I never set out to be a communist, but recently reading a biography of Stalin made me question some assumptions about Marx. The more I look at the way things are going – monopolies fatter than nations, AI promising plenty but fenced off for rent – the more his analysis starts to feel less like ideology and more like common sense.
Trouble is, “communism” is a poisoned word. Stalin and Mao turned it into shorthand for gulags and famine. So perhaps it needs a new name. Call it the Commonwealth – not the imperial club of flags and pageantry, but a society where the common wealth created by technology is held in common, and used for the common good. Not commissars, not cults, not five-year plans. Just prosperity shared fairly, and decisions made democratically.
Marx thought he had the trajectory nailed. Capitalism would gorge itself stupid, trip over its contradictions, and collapse under the weight of its greed. Out of that wreckage, communism – or the Commonwealth, to avoid the baggage – would stroll in as the logical next step once material needs could be met for all. But it all happened too early. Russia and China tried to fast-forward history, and instead of communism we got a pantomime version – red banners on the outside, tyranny on the inside.
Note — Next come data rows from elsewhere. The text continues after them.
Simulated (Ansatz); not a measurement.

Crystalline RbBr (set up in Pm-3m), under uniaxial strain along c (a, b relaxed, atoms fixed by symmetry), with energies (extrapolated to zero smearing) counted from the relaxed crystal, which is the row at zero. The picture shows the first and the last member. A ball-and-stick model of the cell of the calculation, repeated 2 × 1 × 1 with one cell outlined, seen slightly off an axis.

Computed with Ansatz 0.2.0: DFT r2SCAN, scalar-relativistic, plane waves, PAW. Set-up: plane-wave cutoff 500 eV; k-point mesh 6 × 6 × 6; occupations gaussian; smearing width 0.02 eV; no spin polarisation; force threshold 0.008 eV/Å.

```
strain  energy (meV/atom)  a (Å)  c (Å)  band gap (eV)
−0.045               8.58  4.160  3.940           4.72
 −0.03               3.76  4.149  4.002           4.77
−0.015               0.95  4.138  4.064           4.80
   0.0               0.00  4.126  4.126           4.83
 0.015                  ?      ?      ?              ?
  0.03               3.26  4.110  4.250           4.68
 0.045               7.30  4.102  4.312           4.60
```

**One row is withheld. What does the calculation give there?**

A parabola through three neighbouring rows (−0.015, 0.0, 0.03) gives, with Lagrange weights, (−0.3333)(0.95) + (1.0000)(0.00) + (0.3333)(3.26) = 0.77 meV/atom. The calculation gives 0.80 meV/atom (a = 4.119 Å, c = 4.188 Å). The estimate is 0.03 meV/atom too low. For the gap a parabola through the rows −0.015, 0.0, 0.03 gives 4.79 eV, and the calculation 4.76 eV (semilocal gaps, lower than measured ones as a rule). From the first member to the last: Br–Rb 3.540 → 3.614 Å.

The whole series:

They had no surplus to share, so they tried to conjure it with gulags and slogans. Workers didn’t emancipate themselves – the Party did it “on their behalf,” which really meant one set of masters replaced with another. The state didn’t wither away – it ballooned into the biggest bully on the block. Call it socialism if you want, but when the man in charge wears more medals than a Christmas tree and imprisons his critics, it isn’t Marx – it’s Mussolini with better propaganda.
And now here we are, staring at AI. In theory, it’s the technology that could finally deliver what Marx had in mind – machines that take the drudge work, freeing people for higher pursuits. In practice, it’s controlled by a priesthood of billionaires. They talk about “democratising AI” with the same sincerity as a Victorian mill owner promising fresh air breaks.
If you want to see what Marx actually meant, skip the manifestos and look at Star Trek. No money, no scarcity, replicators providing what’s needed. That’s still science fiction – rearranging atoms into steak dinners or violin strings is centuries away. But the metaphor holds. AI is the nearest thing we’ve got. It doesn’t conjure tea from thin air, but it can churn out words, music, design and code – the raw material of culture and commerce – at almost no cost. It can even supplant whole industries. The danger is the same: whether this abundance is shared, or fenced off and sold back to us on subscription.
And here’s the catch. Movements like this don’t rise by magic – they need leadership. Too little and they fizzle, too much and they curdle into tyranny. Corbyn is the case study: a campaigner with heart but hopeless as a leader. The Commonwealth can’t be built on one figurehead. That road leads back to commissars and cults. Enough leadership to launch – never enough to dominate.
And the neat solution – “break up the monopolies” – may already be slipping away. When the barons are writing policy in all but name, funding think tanks, sitting on government panels and shaping regulation before it’s drafted, the referee is already in the pocket of the players. We’ve just seen the mask slip. At a White House dinner, Mark Zuckerberg floated a $600 billion AI pledge, then leaned in to Trump on a hot mic and whispered: “Sorry, I wasn’t sure what number you wanted.” That wasn’t leadership. That was a billionaire asking a president how big a cheque he should wave. If that’s the relationship between tech and politics, then capture isn’t looming – it’s already here.
So the safeguards have to be different. Build public alternatives – AI models and infrastructure run like the NHS or the BBC, so private firms aren’t indispensable. Treat data as a commons – our culture, our writing, our labour – and make corporations pay rent if they want to mine it. Tax monopoly gains until they squeal, and channel the proceeds into universal services and a basic income, so machine wealth insulates people instead of impoverishing them. And crucially, limit wealth itself. No one person needs more than a modest multiple of the median. Cap dynastic inheritance so fortunes can’t harden into empires. Beyond a point, success should flow back into the commons, not sit hoarded in private vaults. Prosperity is fine; oligarchy is fatal.
Jeremy Corbyn’s platform – “For the Many, Not the Few” – was really a sketch of this Commonwealth: public ownership of essentials, green investment, stronger unions, universal services funded by fair taxation. Not gulags, not commissars – just common sense. His flaw was branding. He never found the word to defuse the smear. The Commonwealth does the job. Starmer daren’t touch it – too busy proving his “fiscal responsibility” to City editors, when the real irresponsibility is letting monopolies run riot.
That’s the fork in the road. AI could deliver a Star Trek future, where technology frees us from want and society works for the many. Or it could deliver a Blade Runner future, where even thought itself is fenced off and sold back to us on subscription. And if we don’t act, don’t be surprised when the new commissars arrive – not in Lenin caps, but in Tesla jackets and Silicon Valley hoodies. Red fascism, this time with better branding.
I never set out to be a communist. But if the choice is between their oligarchy and the Commonwealth, then hand me the badge.